John Young
Anna Schwartz Gallery, Melbourne, Australia
Anna Schwartz Gallery, Melbourne, Australia
These assured, sumptuous new works by John Young seemed designed to trip you up. The title for the show was suspicious: ‘Naive and Sentimental Paintings’. Surely works by an artist acknowledged as one of Australia’s foremost painters since the early 1990s were not ‘bête comme un peintre’ (‘dumb as a painter’), as Marcel Duchamp famously analogized – beguilingly innocent and self-indulgent?

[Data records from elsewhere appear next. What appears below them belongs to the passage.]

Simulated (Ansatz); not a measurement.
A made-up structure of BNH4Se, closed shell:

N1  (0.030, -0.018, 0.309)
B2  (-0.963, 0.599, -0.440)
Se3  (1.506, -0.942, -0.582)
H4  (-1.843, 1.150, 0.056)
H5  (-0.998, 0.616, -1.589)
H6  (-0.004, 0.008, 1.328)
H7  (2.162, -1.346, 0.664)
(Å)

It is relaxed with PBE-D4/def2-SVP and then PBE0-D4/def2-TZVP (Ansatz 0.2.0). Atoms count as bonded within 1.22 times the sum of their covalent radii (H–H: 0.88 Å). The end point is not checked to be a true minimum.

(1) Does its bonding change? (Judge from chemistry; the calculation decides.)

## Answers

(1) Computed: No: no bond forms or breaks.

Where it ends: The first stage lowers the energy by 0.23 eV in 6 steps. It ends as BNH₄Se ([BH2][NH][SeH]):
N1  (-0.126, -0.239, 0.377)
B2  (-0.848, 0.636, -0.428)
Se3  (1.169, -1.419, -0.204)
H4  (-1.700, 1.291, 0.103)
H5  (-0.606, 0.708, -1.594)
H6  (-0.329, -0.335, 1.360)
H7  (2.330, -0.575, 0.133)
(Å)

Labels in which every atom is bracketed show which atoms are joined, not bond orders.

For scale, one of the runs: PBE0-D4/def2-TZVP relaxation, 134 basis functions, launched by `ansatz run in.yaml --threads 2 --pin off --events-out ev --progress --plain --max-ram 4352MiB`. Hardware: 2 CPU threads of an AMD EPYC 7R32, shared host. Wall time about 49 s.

Young’s works have for many years involved multiple images, often presented as series, a smorgasbord-like dish from which we could pick and mix our readings. These recent works, largely from the ongoing ‘Naive and Sentimental’ series, but also including new, composite figurative paintings, fold that horizontal array into a zero degree of synthetic depth, clearly derived from a Photoshop-informed sensibility. Young is well versed in and actively engaged with the theoretical framework this approach entails (for example, he wrote an essay in Art & Text on Jean Baudrillard in 1981, the year Simulacra and Simulation was published). Images are not collaged onto each other (as in the classic artistic device of the 20th century) so much as merged within a shared ground, made synchronous, borrowing from the wonders of digital morphosis (perhaps the defining métier of the early 21st century).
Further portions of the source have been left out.